Uzbek authorities and police target Muslims and Christians who engage in unauthorised religious activity. Anyone meeting without a permit can expect a short stay in prison. The United Nations calls on Uzbekistan to stop this.
Tashkent (AsiaNews/F18) – Uzbek authorities continue to put Muslims and Christians behind bars for organising unauthorised religious meetings. The crackdown has been going on for years and has included fines, arrests and jail time. The Forum 18 News Service has recently reported cases in which “offenders” have been sent to virtual forced labour camps.

The Kashkadarya Regional Criminal Court on 12 April sentenced Mehrinisso Hamdamova, her sister Zulkhumor Hamdamova, and Shakhlo Rakhmatova (a relative of the two sisters) to a labour camp, seven years in Mehrinisso’s case and six and half for the two other women. All three worshipped at the Kuk-Gumbaz mosque in Karshi [Qarshi], the region's central city, and all three were convicted for violating Article 159 of the Uzbekistan Penal Code (attempting to change the constitutional order of Uzbekistan), by organising unauthorised religious meetings.

Local sources told Forum 18 that the Kashkadarya regional branch of the National Security Service (NSS), Uzbekistan’s secret police, told the women’s relatives that if they appealed the decision, the court "will give longer sentences.”

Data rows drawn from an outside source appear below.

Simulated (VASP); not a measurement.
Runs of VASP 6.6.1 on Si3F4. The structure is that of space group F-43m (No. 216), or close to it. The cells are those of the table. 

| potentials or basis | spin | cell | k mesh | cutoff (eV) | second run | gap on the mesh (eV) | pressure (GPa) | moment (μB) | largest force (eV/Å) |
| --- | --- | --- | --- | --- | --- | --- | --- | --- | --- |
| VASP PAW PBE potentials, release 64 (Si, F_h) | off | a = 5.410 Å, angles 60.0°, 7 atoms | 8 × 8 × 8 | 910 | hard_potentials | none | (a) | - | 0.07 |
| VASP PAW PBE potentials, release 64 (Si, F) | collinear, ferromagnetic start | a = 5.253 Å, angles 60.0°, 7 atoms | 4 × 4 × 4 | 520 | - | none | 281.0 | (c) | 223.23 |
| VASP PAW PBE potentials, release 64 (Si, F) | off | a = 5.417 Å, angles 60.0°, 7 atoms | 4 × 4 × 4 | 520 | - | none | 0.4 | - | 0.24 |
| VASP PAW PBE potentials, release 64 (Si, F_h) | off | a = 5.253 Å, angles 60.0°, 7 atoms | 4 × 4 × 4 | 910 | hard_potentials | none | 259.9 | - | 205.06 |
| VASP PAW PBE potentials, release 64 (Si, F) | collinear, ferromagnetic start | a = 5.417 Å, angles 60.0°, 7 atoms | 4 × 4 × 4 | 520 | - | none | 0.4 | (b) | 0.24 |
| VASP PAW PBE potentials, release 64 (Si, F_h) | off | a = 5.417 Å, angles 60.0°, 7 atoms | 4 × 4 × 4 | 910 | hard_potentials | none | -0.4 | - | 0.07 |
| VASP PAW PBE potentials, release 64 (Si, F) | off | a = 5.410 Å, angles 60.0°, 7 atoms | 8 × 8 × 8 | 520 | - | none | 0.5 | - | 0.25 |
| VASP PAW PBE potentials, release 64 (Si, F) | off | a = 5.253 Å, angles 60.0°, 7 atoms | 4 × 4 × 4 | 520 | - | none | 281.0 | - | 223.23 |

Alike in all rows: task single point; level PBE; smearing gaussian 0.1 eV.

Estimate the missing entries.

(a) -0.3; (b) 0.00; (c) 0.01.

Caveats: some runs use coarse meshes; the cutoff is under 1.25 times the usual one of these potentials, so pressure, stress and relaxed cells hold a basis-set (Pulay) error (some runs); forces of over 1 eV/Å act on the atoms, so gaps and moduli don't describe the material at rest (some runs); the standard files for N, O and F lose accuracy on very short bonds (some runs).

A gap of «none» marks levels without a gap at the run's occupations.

After months in detention, the women were tried in camera without due process, and this despite the fact that their defence lawyers had brought 21 witnesses who testified that the meetings they had organised  were strictly of a religious nature.

A dreadful fate awaits them because once in an Uzbek labour camp, prisoners have few rights. Forced to live and work under appalling hygienic conditions, inmates can expect guards to beat them. If that was not bad enough, they will have to put up with organised gangs who run the camps from the inside. Above all, they will not be able to practice their religion since they cannot pray openly or receive visits from clergy.

They are not alone in their predicament. About 40 Muslims are awaiting trial for reading works by Islamic theologian Said Nursi.

Tohar Haydarov, a member of an unregistered Baptist Church, does not have to wait any more. The Regional Criminal Court in Syrdarya rejected on 13 April his appeal against a ten-year sentence on trumpeted up drug charges.

According to local sources, his defence lawyer presented written documents to the court that showed how the case was totally fabricated, including evidence that procedural rules and regulations were violated 243 times.

Haydarov has a previous conviction. In January 2001, he was sentenced to five and a half years for of theft and "attracting minors into anti-social activity", but was eventually freed under an amnesty in October 2001 that expunged the conviction.

Other Christians have been sentenced to brief periods in prison for their religious activities.  In the southern region of Syrkhandarya, Protestant Azamat Rajapov and Abdusattor Kurbonov were given 15 days in prison for “religious activity”.

In order to keep in check “unauthorised” religious activity, the authorities frequently impose short sentences, ranging from five to 15 days.

The UN Human Rights Committee has recently expressed concern over Uzbekistan's limitations and restrictions on freedom of religion and belief, calling on the Central Asian nation to stop imposing prison terms on people for unauthorised religious activity.